Sport(s): 1988-1991 Cross Country/Track & FieldJay Pasion

Accomplishments: JFK Cross-Country “Magnificent 7” and 300 Meter Hurdle Record Holder during senior year (record still stands today)

Occupation: U.S. Army Infantry Paratrooper with 82nd Airborne Division and 173rd “Sky Soldiers” and now with United States Army Africa (USARAF)

Family: Jasmine Ann Pasion (12-yrs-old) and Sofia Marie Pasion (9-yrs-old)

You ran in the hay days of JFK sprinting. What’s the most memorable moments for you?

My most memorable moment was when I broke my mentor Joe Blaz’s 300 hurdles during my senior year. Since 9th grade I would watch Joe Blaz glide through those hurdles like a gazelle but with the speed of a leopard. During my junior year, my coach then (Mr. Jim Taitano) sat me down and said,“ In order for you to break Joe’s record you would have to switch legs” meaning I would need to alternate each leg every time I jumped the hurdles. It took me a few weeks to situate myself with this new way of hurdling. I sometimes fell and got frustrated but never quit.

Today, our high schoolers hold their meet at Leo Palace, a close-to-world-class facility. How were the track conditions when you ran?
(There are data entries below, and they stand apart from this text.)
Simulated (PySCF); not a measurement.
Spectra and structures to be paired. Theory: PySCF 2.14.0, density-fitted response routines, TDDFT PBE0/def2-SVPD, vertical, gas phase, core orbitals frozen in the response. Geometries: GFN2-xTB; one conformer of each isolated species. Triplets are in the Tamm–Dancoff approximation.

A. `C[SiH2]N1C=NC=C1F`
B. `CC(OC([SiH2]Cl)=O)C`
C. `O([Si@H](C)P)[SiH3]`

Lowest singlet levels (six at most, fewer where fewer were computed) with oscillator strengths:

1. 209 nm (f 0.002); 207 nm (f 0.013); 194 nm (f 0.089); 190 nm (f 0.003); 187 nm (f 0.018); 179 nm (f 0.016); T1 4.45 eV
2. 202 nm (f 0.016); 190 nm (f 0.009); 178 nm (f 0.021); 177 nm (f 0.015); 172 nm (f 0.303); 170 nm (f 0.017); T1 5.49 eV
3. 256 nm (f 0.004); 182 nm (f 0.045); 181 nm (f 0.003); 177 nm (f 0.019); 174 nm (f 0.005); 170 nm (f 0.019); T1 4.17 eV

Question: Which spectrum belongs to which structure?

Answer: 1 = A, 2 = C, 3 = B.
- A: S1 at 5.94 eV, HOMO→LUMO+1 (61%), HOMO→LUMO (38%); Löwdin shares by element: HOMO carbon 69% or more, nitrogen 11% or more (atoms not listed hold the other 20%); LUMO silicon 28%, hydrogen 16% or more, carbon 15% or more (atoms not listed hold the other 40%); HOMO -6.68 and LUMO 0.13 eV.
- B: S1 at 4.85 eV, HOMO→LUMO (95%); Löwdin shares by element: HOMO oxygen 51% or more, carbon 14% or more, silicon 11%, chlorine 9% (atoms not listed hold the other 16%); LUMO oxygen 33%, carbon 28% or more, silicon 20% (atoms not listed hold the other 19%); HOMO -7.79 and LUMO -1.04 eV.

The conditions on Ramsey Field were horrible. We had nothing compared to what today’s athletes have now. But it was what we had and we made it fun, dominated and excelled with pride being an athlete in JFK. The 400 meter track was entirely made of concrete asphalt with a fine spread of dirt and pebbles.

Jay Pasion was one of the sprint stars that set the JFK program toward a long successful journey. (courtesy photo)

Jay Pasion was one of the sprint stars that set the JFK program toward a long successful journey. (courtesy photo)

Why was JFK track so dominant back then?

I sometimes reminisce about how we would run together as a team during Cross Country and Track & Field. We dominated these sports because of the support and guidance of the entire school most especially my coaches and family. As a freshman, I had to grow and mature into a competitive sport. It took guts and stamina – most importantly endurance both physically and mentally. My first coach Mr. Joe Taitano saw something in me and encouraged me to tryout and continue to strive.

What was so different from other schools?

During these times in JFK, our athletic department was the best of the best. We had numerous coaches – Mr Joe and Christine Taitano – who gave their time and space to accommodate each and every athlete that roamed the halls of JFK. They are the epitome of what a leader is!!! This is why I loved the sportsmanship and competitiveness of the “Islanders!” And what made our school different was the quality and diversity of each athlete. I had many whom I looked up back then and even at this very moment like Eladio Manansala, Melvin Jamindang, Jay Antonio, Jin Han, Christina Lopez and Jason Iriarte all whom are educators, leaders and entrepreneurs in today’s society.

How much has that type of training carried over to your adult life?

After high school, I didn’t really know what I wanted to do. I joined the Guam Army National Guard because I was always intrigued of what being a soldier was. Like being an athlete I had to face my fears and failures during basic training. I remember my drill sergeant seeing me run my butt off and pass the entire platoon and I earned my first 300 Army Physical Fitness Test Badge.

I wouldn’t slack off and drop back from any run because I was always competing with myself. As soon as my drill sergeant sees me slacking off he would yell, “You better get up there Private Pasion!!! So training and being a runner made me stand out in my first days in basic training in Ft Benning, Georgia.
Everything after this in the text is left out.